I’m writing a playbook and have never tried to do this particular thing I’m doing.
I have 500 host computers - all RHEL8
Using ansible version: ansible [core 2.16.3]
From a server, I’m configuring a playbook to reach out to all 500 computers and…
- Determine if a $HOSTNAME.key file exists
- if It doesn’t, it will scp the file from the server (which is a Cert Authority server)
Ultimately the goal is to check for the existence of a $HOSTNAME.key and .crt file, and if they don’t exist, create them, and copy them to the remote host. For reasons of revocation, we definitely don’t want a playbook to create certs every time, when they definitely do exist.
I tried this with just a plain file and it worked fine. I created “file1” in /tmp on the CA. I ran the playbook, it didn’t find file1 on my one host (only testing with 1 host for now), so it copied the file over to /tmp on the host.

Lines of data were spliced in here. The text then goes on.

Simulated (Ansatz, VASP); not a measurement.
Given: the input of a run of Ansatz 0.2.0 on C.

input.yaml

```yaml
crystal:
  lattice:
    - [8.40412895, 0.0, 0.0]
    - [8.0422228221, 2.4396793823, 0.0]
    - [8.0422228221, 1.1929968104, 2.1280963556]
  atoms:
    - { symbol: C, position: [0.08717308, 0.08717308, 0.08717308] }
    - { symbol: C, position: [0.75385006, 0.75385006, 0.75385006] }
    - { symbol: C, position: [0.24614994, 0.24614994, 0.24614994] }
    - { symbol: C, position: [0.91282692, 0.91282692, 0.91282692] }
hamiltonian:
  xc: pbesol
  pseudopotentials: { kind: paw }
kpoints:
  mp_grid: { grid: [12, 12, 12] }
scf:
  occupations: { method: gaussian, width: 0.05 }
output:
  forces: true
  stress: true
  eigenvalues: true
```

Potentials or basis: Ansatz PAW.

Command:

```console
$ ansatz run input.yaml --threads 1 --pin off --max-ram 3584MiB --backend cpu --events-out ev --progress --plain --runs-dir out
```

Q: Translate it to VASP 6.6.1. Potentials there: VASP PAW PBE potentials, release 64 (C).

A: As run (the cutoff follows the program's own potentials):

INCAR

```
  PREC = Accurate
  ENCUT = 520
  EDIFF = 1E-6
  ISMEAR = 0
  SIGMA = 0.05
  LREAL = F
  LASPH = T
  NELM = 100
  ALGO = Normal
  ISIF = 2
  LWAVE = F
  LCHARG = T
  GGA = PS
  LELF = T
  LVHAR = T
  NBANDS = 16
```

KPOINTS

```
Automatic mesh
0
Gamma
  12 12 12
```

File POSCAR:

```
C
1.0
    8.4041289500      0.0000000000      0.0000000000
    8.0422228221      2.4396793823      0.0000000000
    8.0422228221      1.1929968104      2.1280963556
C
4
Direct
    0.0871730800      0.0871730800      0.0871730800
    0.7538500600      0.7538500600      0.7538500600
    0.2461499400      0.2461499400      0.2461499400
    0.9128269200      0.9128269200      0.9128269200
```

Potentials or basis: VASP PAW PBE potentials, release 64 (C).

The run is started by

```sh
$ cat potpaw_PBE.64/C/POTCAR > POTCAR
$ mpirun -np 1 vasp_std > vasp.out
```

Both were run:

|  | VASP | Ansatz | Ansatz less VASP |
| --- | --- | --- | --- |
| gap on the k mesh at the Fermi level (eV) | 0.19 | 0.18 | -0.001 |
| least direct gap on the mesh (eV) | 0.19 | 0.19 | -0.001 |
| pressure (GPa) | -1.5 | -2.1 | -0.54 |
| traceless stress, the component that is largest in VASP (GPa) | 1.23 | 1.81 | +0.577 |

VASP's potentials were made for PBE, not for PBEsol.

Then I changed the playbook to the actual file I want to check for. The path statement is written like this:
tasks:
-
name: Check for $HOSTNAME.key
stat:
path: /tmp/$HOSTNAME.key
register: key -
name: Report if file exists
debug:
msg: “the file exists”
when: key.stat.exists == True
The problem is that the file does exist, but it keeps reporting that it’s skipping the debug/msg portion, finding it to be False. Yet the file is in /tmp on the host and I’ve even used chmod 777 in case of a permissions issue.
I can’t see what I’m doing wrong. Any ideas anyone? Thanks!